7/22/06

Can you email me now?

I've just wasted another hour trying to track down the early Sixties Yogi Bear episode when a mad scientist visits Jellystone in a small trailer and switches Yogi's brain with a chicken's. Metal colanders always make me think of the Yogi brain trade. This is the only Yogi cartoon that made any impact on me, although I vaguely remember the picnic baskets.

I must have been six or seven at the time, so about the age when kids started hearing lectures about not getting into cars with strangers. We had an incredibly secure childhood in a neighborhood where we couldn't make much of a move without being in view of a mommy looking out her kitchen window, so we were able to run and play all over the block, and ride bikes all around the neighborhood. We kids made our own entertainment most of the time, and participated in far fewer adult-organized activities than kids do now.

I somehow equated the warnings about strangers in cars with the Yogi cartoon. Get in a car with a stranger, and that mad little scientist will put a colander on your head, hook up some wires, and swap your brain! Come to think of it, maybe that cartoon is where our president got all his ideas about scientists!




I don't really believe Al Gore invented the internet, of course, but a bit of Yankee ingenuity has improved my son's access to email. Son Two is spending the summer doing an internship in a sweltering foreign country without air conditioning (and I don't mean St. Louis). Al Gore is probably doing his global warming slide shows somewhere in a/c comfort.

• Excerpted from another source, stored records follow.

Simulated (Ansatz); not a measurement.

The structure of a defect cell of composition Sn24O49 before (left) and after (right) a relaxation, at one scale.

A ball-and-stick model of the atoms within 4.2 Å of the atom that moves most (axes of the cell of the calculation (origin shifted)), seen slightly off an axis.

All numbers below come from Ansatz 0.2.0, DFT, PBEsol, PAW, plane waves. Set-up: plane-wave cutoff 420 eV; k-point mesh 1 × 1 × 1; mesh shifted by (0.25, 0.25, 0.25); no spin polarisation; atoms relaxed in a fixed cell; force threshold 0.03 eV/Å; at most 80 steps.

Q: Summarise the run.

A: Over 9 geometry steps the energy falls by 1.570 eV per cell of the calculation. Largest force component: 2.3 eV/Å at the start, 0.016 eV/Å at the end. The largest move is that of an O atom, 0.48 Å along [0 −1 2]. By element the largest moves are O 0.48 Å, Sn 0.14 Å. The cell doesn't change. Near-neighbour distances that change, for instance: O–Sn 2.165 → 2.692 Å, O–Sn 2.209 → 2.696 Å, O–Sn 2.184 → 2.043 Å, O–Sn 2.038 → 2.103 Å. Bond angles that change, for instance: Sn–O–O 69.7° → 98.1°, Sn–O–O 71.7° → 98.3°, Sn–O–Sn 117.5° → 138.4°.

The sweltering summer interns have rigged up wires from a USB port through a metal sieve which they dangle out the window of their apartment. This soup-cans-and-string contraption somehow sucks internet vibes out of thin air, or at least picks up signals from WiFi or routers in other apartments in the building.

Communication sure has come a long way since I used to sit in the treehouse writing notes and lowering them in a bucket on a rope to my siblings. There was a nice breeze up there most of the time, and the wood was satisfyingly warm. It was very safe, and I never clucked.